It seems as if English comedian Sacha Baron Cohen never passes up the opportunity to use shock-humor and character-work to critique the way things are working while pranking some of the most powerful figureheads in America. However, he took his pranking ways to a whole new level with his recently released movie, Borat Subsequent Moviefilm. In the movie, a sequel to the cult-classic film Borat, the titular character, a Kazakh journalist, vows to get close to members of the Trump administration to redeem his home country whom he made a mockery of in the events of the previous film. The lines blur between fiction and reality throughout the movie when Cohen and Maria Bakalova, who plays journalist Tutar Sagdiyev, infiltrate real-life right-wing circles and rub elbows with the Washington D.C. elite.

The Subsequent Moviefilm features one of Cohen’s most famous, or infamous, pranks, which involves Bakalova as Sagdiyev interviewing Rudy Giuliani, former mayor of New York City and the current lawyer for President Donald Trump. In this scene, which had been leaked before the movie’s release, Sagdiyev and Giuliani enter a hotel room rigged with hidden cameras, following an interview that he believed to be legitimate. At that point, he had no idea that the reporter was an actress, and the publication she claimed to be a part of was fake. After she brought him to the hotel room for drinks, he is seen patting her lower back as she helps him remove his microphone. He then laid down on the bed and put his hands down his pants, prompting Cohen as Borat to bust into the room, claiming that, “She’s 15, she too old for you!”

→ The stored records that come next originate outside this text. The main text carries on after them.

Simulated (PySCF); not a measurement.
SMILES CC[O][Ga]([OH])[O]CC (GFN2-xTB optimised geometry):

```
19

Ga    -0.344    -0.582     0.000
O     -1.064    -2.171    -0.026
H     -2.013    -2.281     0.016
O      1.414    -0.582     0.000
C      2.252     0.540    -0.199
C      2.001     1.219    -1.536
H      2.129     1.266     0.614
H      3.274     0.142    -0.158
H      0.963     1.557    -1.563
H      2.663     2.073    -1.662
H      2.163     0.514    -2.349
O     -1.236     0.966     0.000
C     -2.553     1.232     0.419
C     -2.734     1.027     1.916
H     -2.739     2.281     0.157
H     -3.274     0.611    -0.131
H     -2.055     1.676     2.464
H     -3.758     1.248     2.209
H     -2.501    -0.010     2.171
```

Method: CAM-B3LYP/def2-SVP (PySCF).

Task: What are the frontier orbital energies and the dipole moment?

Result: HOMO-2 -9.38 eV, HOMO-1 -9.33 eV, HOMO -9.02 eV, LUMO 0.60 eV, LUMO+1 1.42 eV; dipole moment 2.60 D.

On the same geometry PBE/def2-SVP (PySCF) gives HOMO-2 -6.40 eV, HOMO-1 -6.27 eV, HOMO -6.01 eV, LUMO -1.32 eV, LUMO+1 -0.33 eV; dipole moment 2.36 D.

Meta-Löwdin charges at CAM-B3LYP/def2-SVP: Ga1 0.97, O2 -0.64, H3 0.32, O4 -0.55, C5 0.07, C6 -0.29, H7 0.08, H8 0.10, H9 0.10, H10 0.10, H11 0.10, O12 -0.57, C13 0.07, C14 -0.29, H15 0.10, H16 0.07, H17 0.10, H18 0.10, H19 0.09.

Giuliani immediately went on the defense following the leak of the scene to call the video “…a complete fabrication. I was tucking in my shirt after taking off the recording equipment.” but many are not buying his claims that he was completely innocent. He also believed that Cohen had initiated this prank as a “hit job” due to his supposed exposure to the Hunter Biden and Joe Biden controversies surrounding Ukraine.
Cohen and Bakalova recently appeared on Good Morning America to address the scene. While Bakalova said she felt safe filming the scene with Giuliani (thanks to the Borat crew), Cohen’s tone was a lot darker. “If the president’s lawyer found what he did there appropriate behavior then heaven knows what he’s done with other female journalists in hotel rooms.”

Whether people think Giuliani putting his hands down his pants to tuck in his shirt, or something more sinister, his lack of explanation on why he agreed to go back to her hotel room in the first place was questionable. As well as the fact that he patted Bakalova’s lower back. Giuliani still claims his innocence, and it may help his case that the movie’s editing prevents the public from truly knowing the context behind many moments in the scene. However, the context does not necessarily matter to many viewers who still see an abuse of power and inappropriate touching caught on camera. To the surprise of many, he has not called for the release of the full scene unedited, despite the possibility that it could help his case or provide him some sympathy. As for the legal repercussions that could stem from the movie, it is not believed that Giuliani would (or could) sue Cohen. Legal analysts believe that he signed a release form in the wake of the incident that would preclude him from suing or preventing the movie’s release (otherwise, he could have already sued).

Released on Amazon Prime Video on October 23rd, 2020, Borat Subsequent Moviefilm is already gaining rave reviews, currently rated Certified Fresh (85%) on review aggregator website Rotten Tomatoes.